So they shouted from the taxi and we yelled, ‘Hey, hey, give us a lift, give us a lift,’ and we bummed a lift off them. So there were the four of us sitting in a taxi and I think Mick said, ‘Hey, we’re recording. Got any songs?’ And we said, ‘Aaaah, yes, sure, we got one. How about Ringo’s song? You could do it as a single.’
Paul McCartney
Many Years From Now, Barry Miles

John Lennon recalled completing it with McCartney in front of Mick Jagger and Keith Richards, who were impressed enough to begin songwriting themselves shortly afterwards.

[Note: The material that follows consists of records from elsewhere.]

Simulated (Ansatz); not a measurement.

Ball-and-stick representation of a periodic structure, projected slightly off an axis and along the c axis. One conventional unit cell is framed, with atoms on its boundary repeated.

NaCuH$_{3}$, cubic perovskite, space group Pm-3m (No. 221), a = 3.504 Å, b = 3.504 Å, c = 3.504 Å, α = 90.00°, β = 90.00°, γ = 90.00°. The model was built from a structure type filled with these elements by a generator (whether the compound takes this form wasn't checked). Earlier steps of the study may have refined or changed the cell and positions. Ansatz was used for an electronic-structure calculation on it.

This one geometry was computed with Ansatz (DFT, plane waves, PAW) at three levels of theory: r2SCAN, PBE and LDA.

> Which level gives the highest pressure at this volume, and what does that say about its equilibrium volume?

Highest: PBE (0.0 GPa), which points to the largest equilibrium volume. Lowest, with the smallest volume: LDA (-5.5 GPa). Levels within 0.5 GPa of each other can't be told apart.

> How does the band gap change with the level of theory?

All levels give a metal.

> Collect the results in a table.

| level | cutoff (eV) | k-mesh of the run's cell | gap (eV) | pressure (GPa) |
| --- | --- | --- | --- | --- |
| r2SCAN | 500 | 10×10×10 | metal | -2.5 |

‘I Wanna Be Your Man’ was a kind of lick Paul had: ‘I want to be your lover, baby. I want to be your man.’ I think we finished it off for the Stones… yeah, we were taken down to meet the Stones at the club where they were playing in Richmond by Brian and some other guy. They wanted a song and we went to see them to see what kind of stuff they did. Mick and Keith had heard that we had an unfinished song – Paul just had this bit and we needed another verse or something. We sort of played it roughly to them and they said, ‘Yeah, OK, that’s our style.’ So Paul and I just went off in the corner of the room and finished the song off while they were all still there talking. We came back and that’s how Mick and Keith got inspired to write, because, ‘Jesus, look at that. They just went in the corner and wrote it and came back!’ Right in front of their eyes we did it.
John Lennon, 1980
All We Are Saying, David Sheff

It was important that the song was simple, in order for Starr to be able to sing it. As McCartney explained:

We often used to say to people, the words don’t really matter, people don’t listen to words, it’s the sound they listen to. So ‘I Wanna Be Your Man’ was to try and give Ringo something like ‘Boys’; an uptempo song he could sing from the drums. So again it had to be very simple.
Paul McCartney
Many Years From Now, Barry Miles

‘I Wanna Be Your Man’ was performed live by The Beatles many times, following its release on With The Beatles. Indeed, it was the oldest Lennon-McCartney song performed at their final concert, on 29 August 1966 at San Francisco’s Candlestick Park.

The Beatles also recorded it on two occasions for BBC radio. The first was for Saturday Club, recorded on 7 January 1964 and first broadcast on 15 February. The second, which was included on Live At The BBC, was for the From Us To You show. It was recorded on 28 February 1964 and broadcast on 30 March.

A version from the Around The Beatles TV show, recorded on 19 April 1964, was released on Anthology 1 in 1995.

In the studio

Although musically one of The Beatles’ most rudimentary songs, the recording of ‘I Wanna Be Your Man’ was a surprisingly drawn out affair. They recorded a single take during the 11 September 1963 session, the day after they had offered it to Jagger and Richards.

The Beatles returned to it the following day, recording a further six takes but leaving it unfinished. Then, on 30 September, George Martin overdubbed an organ part onto take seven while The Beatles were on holiday.

Ringo Starr overdubbed a maraca part on 3 October 1963, and on 23 October The Beatles finally completed the recording with the addition of a tambourine part.